Introducing DSLR Lenses
If you’ve bought yourself a DSLR, then chances are at some point you are going to want to extend your lens collection beyond the standard lens that came with your camera as one of the obvious benefits of the DSLR is the ability to swap the lens to suit your shooting situation. So what kind of lens would make a good addition to your kit?
There are basically two types of lens – a prime lens which has a fixed focal length or a zoom lens which can magnify the action. Though of course these basic types breakdown further to ultra and super zooms and wide angle lens – but at the root of it, they are all usually either zoom or prime.
While most novice photographers love the benefits of a zoom – there is much to recommend a prime lens. Firstly they usually handle chromatic aberration far better – it’s a lot more difficult to eliminate barrel distortion when your focal length varies. Secondly they are usually far lighter than their zoom counterparts – so camera shake is less of an issue. Thirdly they generally take sharper images as they usually have less lens elements. Finally – cost – a prime lens is usually (though not always) cheaper.
So why would you get a zoom when I’ve just told you the many great benefits of a fixed focal length – well what are you planning on shooting? Are you shooting wildlife or action sports – then you can’t go past a long lens telephoto zoom… Want a great ‘go anywhere’ lens? Then why not purchase one of the super zooms say an 18-200mm with image stabilisation built-in and you have a good all-rounder.
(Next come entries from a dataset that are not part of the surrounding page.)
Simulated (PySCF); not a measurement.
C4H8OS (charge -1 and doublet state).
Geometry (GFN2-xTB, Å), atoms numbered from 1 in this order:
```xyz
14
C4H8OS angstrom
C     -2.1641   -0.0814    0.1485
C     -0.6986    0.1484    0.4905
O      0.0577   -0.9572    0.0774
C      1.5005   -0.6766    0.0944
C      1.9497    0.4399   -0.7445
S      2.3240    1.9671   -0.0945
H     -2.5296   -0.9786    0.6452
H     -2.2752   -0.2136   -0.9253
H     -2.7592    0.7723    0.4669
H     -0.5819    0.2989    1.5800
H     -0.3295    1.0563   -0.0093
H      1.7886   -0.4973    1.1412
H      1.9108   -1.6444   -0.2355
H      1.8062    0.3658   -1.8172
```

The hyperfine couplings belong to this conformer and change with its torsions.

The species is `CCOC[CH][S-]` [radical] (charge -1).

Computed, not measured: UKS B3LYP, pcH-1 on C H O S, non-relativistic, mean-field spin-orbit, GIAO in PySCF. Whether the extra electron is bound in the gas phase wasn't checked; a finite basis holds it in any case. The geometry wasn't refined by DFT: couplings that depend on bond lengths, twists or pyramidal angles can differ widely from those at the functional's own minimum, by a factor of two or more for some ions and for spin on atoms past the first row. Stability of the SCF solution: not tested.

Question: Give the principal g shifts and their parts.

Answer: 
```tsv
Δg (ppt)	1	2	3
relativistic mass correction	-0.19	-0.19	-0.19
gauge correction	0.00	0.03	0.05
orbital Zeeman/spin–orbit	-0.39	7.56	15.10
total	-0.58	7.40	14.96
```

Are you planning on shooting a lot of flora or insect life? Or maybe you are a scientific photographer… Then you’ll need a macro lens in your kit so you are able to capture the minute detail of small subjects. A true macro lens is able to reproduce its subject at life-size or better magnification.
Tilt & Shift Lens
Unless you’re planning a career in architectural photography, you probably won’t find the necessity for a tilt and shift lens, which allows you to manually control the axis of a lens to distort the perspective. Best use – straightening up building edges when shooting from the street…
Wide Angle Lens
If you love taking portrait shots or you can’t go past a picturesque landscape without wanting to snap off a shot, then a wide angle lens is a good investment as it allows for better perspective and a wider field of vision – so portraits don’t suffer from exaggerated features and landscapes can fit within the frame.